Weather and seasons

Our weather
and seasons

South Estonia has four seasons and the difference between them is not subtle. This is not a place where winter means grey drizzle and summer means slightly less grey drizzle. The seasons here are distinct, each with its own logic, its own light and its own reason to visit.

Spring

Somewhere around late April, South Estonia flips. The forests go from bare to green in what feels like a single week. Wildflowers come up through the meadows. The bog cotton turns the open stretches white. The air changes.

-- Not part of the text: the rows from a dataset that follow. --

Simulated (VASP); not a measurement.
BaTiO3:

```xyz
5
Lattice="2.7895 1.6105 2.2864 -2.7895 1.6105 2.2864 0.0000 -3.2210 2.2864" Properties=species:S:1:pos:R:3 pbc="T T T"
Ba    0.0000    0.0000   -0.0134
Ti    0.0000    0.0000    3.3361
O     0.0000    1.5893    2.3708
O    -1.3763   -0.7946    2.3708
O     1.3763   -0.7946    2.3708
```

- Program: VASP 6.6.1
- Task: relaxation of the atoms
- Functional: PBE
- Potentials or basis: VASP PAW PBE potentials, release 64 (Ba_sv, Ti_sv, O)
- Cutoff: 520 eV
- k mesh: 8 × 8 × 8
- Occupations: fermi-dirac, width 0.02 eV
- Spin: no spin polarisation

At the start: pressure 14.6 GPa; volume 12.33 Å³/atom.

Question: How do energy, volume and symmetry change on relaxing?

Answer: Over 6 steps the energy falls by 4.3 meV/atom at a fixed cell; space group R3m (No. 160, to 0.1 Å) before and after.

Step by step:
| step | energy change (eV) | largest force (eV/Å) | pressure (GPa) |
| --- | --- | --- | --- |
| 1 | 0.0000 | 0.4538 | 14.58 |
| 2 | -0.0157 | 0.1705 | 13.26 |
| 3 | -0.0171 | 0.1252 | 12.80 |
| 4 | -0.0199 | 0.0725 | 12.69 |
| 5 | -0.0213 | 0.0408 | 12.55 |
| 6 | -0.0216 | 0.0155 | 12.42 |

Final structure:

The rivers are at their highest from snowmelt – the Võhandu and the Ahja running full and fast, the best conditions all year for canoeing. Above Lake Peipsi and the Emajõgi floodplains, the migratory birds arrive in numbers that are hard to prepare for. South Estonia sits on one of Europe’s main migratory flyways and spring brings numbers that serious birdwatchers plan trips around months in advance. Some mornings the sky above the water is simply full.

-5 to 15°C. Layers recommended.

Summer

South Estonia’s summers are warm without being hot, long without being exhausting. The days stretch well past 10pm in June and the evenings have a quality that’s hard to manufacture anywhere else.

The forests offer shade and coolness on the hottest days. The meadows are in full bloom through June and July. Outdoor events, markets and festivals fill the calendar in a way that makes planning ahead a good idea.

The best thing about a South Estonian summer evening is that it simply doesn’t end. The sky stays light, the terrace stays full and the day just keeps going until someone decides it shouldn’t.

18 to 25°C. Sometimes warmer.

Autumn

Fog sits in the valleys until mid-morning. When it lifts, the hills and forests are every shade of yellow, orange and red. This happens every October across South Estonia and it’s still worth driving here specifically to see it.

The forests in autumn are generous. Mushrooms and berries appear in quantities that feel almost unreasonable. Estonians take this seriously — foraging here is not a trend, it’s just something people do and have always done. If you don’t know what you’re picking, go with someone who does.

The trails are dry, the air is sharp and the whole region quiets down in a way that feels earned after summer. The bogs go copper and rust. The rivers slow. The mornings are cold and the afternoons not much warmer. Dress for it and you’ll be fine outside all day.

5 to 15°C. Bring a rain layer.

Winter

Snow arrives in December and in the Haanja and Otepää hills it tends to stay. The forests go white and quiet in a way that feels complete. Footprints in fresh snow, frozen lakes, ski tracks running through the trees – it’s a version of winter that much of Europe has stopped being able to count on.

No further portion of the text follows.